45 - Alien Dictionary

There is a foreign language which uses the latin alphabet, but the order among letters is not "a", "b", "c" ... "z" as in English.

You receive a list of non-empty strings words from the dictionary, where the words are sorted lexicographically based on the rules of this new language.

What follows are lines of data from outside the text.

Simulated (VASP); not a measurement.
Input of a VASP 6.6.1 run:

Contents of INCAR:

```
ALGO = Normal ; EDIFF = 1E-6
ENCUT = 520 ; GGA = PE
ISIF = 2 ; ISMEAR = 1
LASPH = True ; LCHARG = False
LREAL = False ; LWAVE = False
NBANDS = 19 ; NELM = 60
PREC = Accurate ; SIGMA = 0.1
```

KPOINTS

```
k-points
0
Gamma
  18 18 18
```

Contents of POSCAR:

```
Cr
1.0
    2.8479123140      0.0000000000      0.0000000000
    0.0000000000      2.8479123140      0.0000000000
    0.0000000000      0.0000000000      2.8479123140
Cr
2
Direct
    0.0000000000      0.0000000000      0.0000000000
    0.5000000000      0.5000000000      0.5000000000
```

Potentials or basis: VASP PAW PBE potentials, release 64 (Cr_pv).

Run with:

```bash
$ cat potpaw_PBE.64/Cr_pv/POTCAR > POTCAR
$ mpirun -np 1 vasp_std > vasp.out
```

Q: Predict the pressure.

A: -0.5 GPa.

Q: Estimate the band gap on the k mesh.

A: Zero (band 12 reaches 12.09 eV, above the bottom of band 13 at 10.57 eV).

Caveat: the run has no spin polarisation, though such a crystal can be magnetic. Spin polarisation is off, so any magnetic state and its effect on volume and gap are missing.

Derive the order of letters in this language. If the order is invalid, return an empty string. If there are multiple valid order of letters, return any of them.

Examples¶

Example 1

Input: ["z","o"]
Output: "zo"
Explanation: From "z" and "o", we know 'z' < 'o', so return "zo".

Example 2

Input: ["hrn","hrf","er","enn","rfnn"]
Output: "hernf"
Explanation: - from "hrn" and "hrf", we know 'n' < 'f' - from "hrf" and "er", we know 'h' < 'e' - from "er" and "enn", we know 'r' < 'n' - from "enn" and "rfnn" we know 'e' < 'r' - one possible solution is "hernf"

Solution¶

Java Code¶

import java.util.*;

class Solution {
    public String foreignDictionary(String[] words) {
        // Step 0: Create Adjacency List and In-Degree Map
        Map<Character, List<Character>> adj = new HashMap<>();
        Map<Character, Integer> inDegree = new HashMap<>();

        // Initialize every character found in any word
        for (String word : words) {
            for (char c : word.toCharArray()) {
                adj.putIfAbsent(c, new ArrayList<>());
                inDegree.putIfAbsent(c, 0);
            }
        }

        // Step 1: Build the Graph
        for (int i = 0; i < words.length - 1; i++) {
            String w1 = words[i];
            String w2 = words[i+1];
            int len = Math.min(w1.length(), w2.length());

            // Special case: if w2 is a prefix of w1, it's invalid
            if (w1.length() > w2.length() && w1.startsWith(w2)) {
                return "";
            }

            for (int j = 0; j < len; j++) {
                char c1 = w1.charAt(j);
                char c2 = w2.charAt(j);
                if (c1 != c2) {
                    // Avoid duplicate edges
                    if (!adj.get(c1).contains(c2)) {
                        adj.get(c1).add(c2);
                        inDegree.put(c2, inDegree.get(c2) + 1);
                    }
                    break; // Only the first differing character gives order
                }
            }
        }

        // Step 2: Kahn's Algorithm (BFS for Topological Sort)
        Queue<Character> queue = new LinkedList<>();
        for (char c : inDegree.keySet()) {
            if (inDegree.get(c) == 0) {
                queue.offer(c);
            }
        }

        StringBuilder sb = new StringBuilder();
        while (!queue.isEmpty()) {
            char current = queue.poll();
            sb.append(current);

            for (char neighbor : adj.get(current)) {
                inDegree.put(neighbor, inDegree.get(neighbor) - 1);
                if (inDegree.get(neighbor) == 0) {
                    queue.offer(neighbor);
                }
            }
        }

        // Cycle detection: if sb length doesn't match available chars, return ""
        return sb.length() == inDegree.size() ? sb.toString() : "";
    }
}

Intuition¶

The lexicographically sorted words provide a set of precedence rules. For example, if "alien" comes before "apple", the first differing character ('i' and 'p') tells us that 'i' must come before 'p' in the alien alphabet.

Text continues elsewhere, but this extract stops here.